I’m very much hoping for a spot of filming in March, just as the thing I thought I would be doing isn’t happening. I’m gonna keep myself flexible despite the imperative to make lots of money. For a while at least I’ve got my credit cards…

Valentine’s Day. It’s just another day of course, and I ended up back in London as Lou had lots of work to do and I wanted to get back in time for The Factory. Now I need to justify being here for the rest of the week even though the diary is empty. There’s stuff I have to make for Southwark Council, plus of course the flat …

Bedtime now. Hot bath and electric blanket. Home comforts. My wake-up clock is earlier than usual after a good long time with Lou, and lovely Tessy who nibbles me if I’m still asleep past seven.

Noises on the wind

Beach Box Sauna in the morning. Monday is the actor’s day off after all. Events day off as well, so Lou was sharing some of her Brit Awards lucre. Scaffolding going up near hers so hammering and shouting. We sat in a horse box until it was too hot to be there anymore. Then walked to the sea and immersed, before returning to the horse box. Repeat until they came in with oranges and it was time to stop. Glorious.

It’s half term of course. The sauna was full of mums taking a moment to escape.

Brunch at Café Rust and we moved tables immediately to escape a cloud of sound around people droning on about their property investments.

We ended up in the woods at Stanmer and in the distance, all around us, carried on the wind, we could hear the mindless howling of other people’s children. Oh hell. For this week, they walk among us.

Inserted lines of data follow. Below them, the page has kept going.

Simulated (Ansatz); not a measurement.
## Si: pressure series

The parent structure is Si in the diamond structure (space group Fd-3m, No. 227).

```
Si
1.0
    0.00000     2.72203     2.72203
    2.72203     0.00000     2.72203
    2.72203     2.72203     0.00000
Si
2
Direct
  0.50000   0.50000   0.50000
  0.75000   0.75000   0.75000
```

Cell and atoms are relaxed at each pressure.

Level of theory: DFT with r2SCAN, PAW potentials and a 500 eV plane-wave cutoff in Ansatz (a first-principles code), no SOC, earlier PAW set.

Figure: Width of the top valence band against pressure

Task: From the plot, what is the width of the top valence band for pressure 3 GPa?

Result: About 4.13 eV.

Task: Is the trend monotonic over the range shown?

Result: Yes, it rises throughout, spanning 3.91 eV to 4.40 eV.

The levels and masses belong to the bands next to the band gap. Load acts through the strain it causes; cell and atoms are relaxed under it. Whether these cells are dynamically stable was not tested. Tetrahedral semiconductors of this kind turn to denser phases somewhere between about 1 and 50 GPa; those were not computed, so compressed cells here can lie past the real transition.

We managed to keep to the high ground, and avoided the worst of it. Returning to the car though we encountered a pack of the damn things trying to pull the branch off an ancient cedar tree while chanting atrocious nonsense. “I’m gonna say something,” says Lou. “It’ll only make them defensive,” I worry. Lou does it and does it well. Tries to keep it mild. The parent takes umbrage with her questioning the behaviour of these absolute shitheads she has bred. We carry on with our day as she closes ranks against us. The children redouble their vigor pulling at the branch, knowing they have the sanction of their moronic parent. “Don’t just pull it harder because she said you shouldn’t,” says the grandmother pitched for us to hear as we walk off. She’s old enough to still think of nature as something to be afforded a smidgen of thought from time to time, and maybe knows a little more about kindness than her daughter. At least they’re out in nature, even if they think it’s something to be torn apart by children shouting about poo.

We drive to Ditchling and drop a mannequin at Lou’s workshop. Returning home I impulsively swing into the Ditchling Beacon car park. The fog is low over the South Downs. The sun is a bright orange fireball rolling into the earth for the night. As we stand there admiring the peace, two men duck in front of us and walk a short distance. A piper and his clarinettist friend. The piper starts to play – to practice. They need a drum but even without they are making ancient sounds here on this hilltop in the fog and sunset, even if its hard to keep time. Lucky timing for us to have stopped to catch this moment. The skirl and drone replaces the memory of those mindless future estate agents attacking the natural world, and Lou and I stand transfixed. They aren’t doing it for us but music flows and twists up here from such a mood-setting thing as the pipes – it makes for the perfect end to a varied and delightful day off for the pair of us. We go home no longer so sad at the state of the world. For every stupid family popping out brats like nineties Hong Kong nightclub girls with ping pong balls, there’s a few people making beauty for no-one in particular. “Let’s go up to Ditching Beacon and see if we can work a duet out with pipe and clarinet at sunset.” Two accomplished musicians, surrounded by nature, adding to nature, sound and spirit mixing with the birdsong and transforming space.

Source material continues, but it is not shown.